Experian study finds increased ecommerce fraud

A new study by Experian Information Solutions Inc. found a 33 percent increase in ecommerce fraud in 2016, compared with the previous year. The findings were consistent with Experian's forecasts and not surprising to security analysts.

Analyzing millions of ecommerce transactions, researchers concluded certain geographical regions were hot spots for cybercriminals. Miami, Houston, and South El Monte, Calif., earned the dubious distinction of being top-ranked cities for fraud. The states with the highest concentration of billing and shipping fraud were Delaware, Oregon and Florida, company representatives stated. They also attributed a record number of data breaches in 2016 to vulnerabilities in security infrastructures.

"There were 1,093 data breaches last year, a 40 percent increase from 2015, according to the Identity Theft Resource Center," Experian stated. "The recent Federal Trade Commission (FTC) 2016 Consumer Sentinel Network Data Book announced a jump in consumers who reported that their stolen data was used for credit card fraud, from 16 percent in 2015 to more than 32 percent in 2016. The record number of data breaches is a signal that future fraudulent activities will take place."

EMV pushes fraud online

Payment analysts anticipated the U.S. EMV (Europay, Mastercard and Visa) migration would push fraudsters to ecommerce, which was the case in other regions that previously achieved widespread EMV adoption. Experian found evidence that fraudsters who trafficked in counterfeit POS fraud have, indeed, shifted focus to digital channels. Experian expects more thieves to follow suit.

"Criminals rob banks because that's where the money is," said Monica Eaton-Cardone, Chief Operations Officer and co-founder at Chargebacks911. "It's the same thing for fraudsters, hackers and career criminals; they are all seeking the quickest possible path to someone else's money, and the widespread usage of EMV is driving them online."

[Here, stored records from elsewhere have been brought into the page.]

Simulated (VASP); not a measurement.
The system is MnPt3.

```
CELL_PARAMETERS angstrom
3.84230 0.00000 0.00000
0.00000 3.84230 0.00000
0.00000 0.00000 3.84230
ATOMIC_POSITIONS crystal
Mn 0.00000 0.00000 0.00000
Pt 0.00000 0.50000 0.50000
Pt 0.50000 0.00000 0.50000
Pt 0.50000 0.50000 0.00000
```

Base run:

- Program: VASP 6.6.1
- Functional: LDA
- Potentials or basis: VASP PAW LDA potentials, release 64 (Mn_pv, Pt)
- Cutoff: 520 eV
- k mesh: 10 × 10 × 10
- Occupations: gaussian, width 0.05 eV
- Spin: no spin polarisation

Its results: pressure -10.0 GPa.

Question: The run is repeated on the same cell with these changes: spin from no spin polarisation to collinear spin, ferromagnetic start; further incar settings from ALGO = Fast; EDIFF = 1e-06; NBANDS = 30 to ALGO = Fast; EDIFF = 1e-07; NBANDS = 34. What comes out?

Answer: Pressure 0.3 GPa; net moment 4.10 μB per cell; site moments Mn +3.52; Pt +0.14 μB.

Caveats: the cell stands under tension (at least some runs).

Eaton-Cardone said ecommerce fraud skyrocketed by 80 to 100 percent in Australia, Canada and the United Kingdom during early-stage EMV adoption. "Predictably, the same trend lines are now taking root in the United States," she said. "What we've learned is criminals don't abandon their desire to commit crime, but they do modify their behavior. Online merchants and e-stores would be wise to modify their behavior, as well, because the threat of cyber fraud is rapidly rising."

Evolving threat landscape

Fraudsters' resourcefulness and creativity is reflected in the sophisticated ways in which packages are rerouted. They reportedly use re-shippers or shipping "mules," freight forwarders, and international ports and airports where fraudulent order can be picked up and quickly dispatched to final destinations. "From a shipping perspective, 10 states saw at least a 100 percent increase in fraudulent orders, having a significant impact on the overall population attack rate," Experian stated.

Eaton-Cardone added, "Every single link in the transactional chain has vulnerabilities that can be exploited. Merchants must relentlessly and methodically examine and strengthen each individual link in their transactional chain until it's no longer a tempting target for fraudsters and criminals to exploit.

Eaton-Cardone said payment acquirers can also play an important role because they have a vested interest in helping merchants avoid exposure to fraud. Without a magic bullet or one-size-fits-all solution, payments industry stakeholders must remain vigilant in this ongoing game of cat-and-mouse, and merchants should consider working with a third-party expert consultant when necessary, she noted.

"Fighting fraud requires a specialized knowledge of proactive tactics and preventive options," Eaton-Cardone said. "But the absolute worst thing you can do is ignore the problem because that incentivizes more attacks. Once the criminals smell blood in the water, you're in real trouble."

Current, future trends

Experian researchers warned that 2017 is perpetuating the same accelerating fraud trends, with a 56 percent increase in reported data breaches year-to-date, compared with the same period in 2016. "Our annual fraud attack rate data brings to light the increase of e-commerce attacks over the last year across the U.S.," the company's researchers stated. "This latest data is a strong indicator that other types of fraud have already occurred and can help businesses understand how to better protect themselves and their customers."

Eaton-Cardone said the U.S. chargeback issuance rate is 240 percent higher than in Japan or China, a disadvantage for American merchants. "Chargeback fraud, also called friendly fraud, costs online merchants over $40 billion annually, and the problem is growing by 20 percent each year," she said. "Friendly fraud is considerably different than criminal fraud; the same fraud filters that shield you from criminal fraud are largely ineffective at stopping chargebacks."

We're on the front lines in the war against chargeback fraud, she added, and clearly, the threat-level is rising. "If you sell a product or service online, you need to protect yourself," she stated. "This is no longer an option, but a business necessity."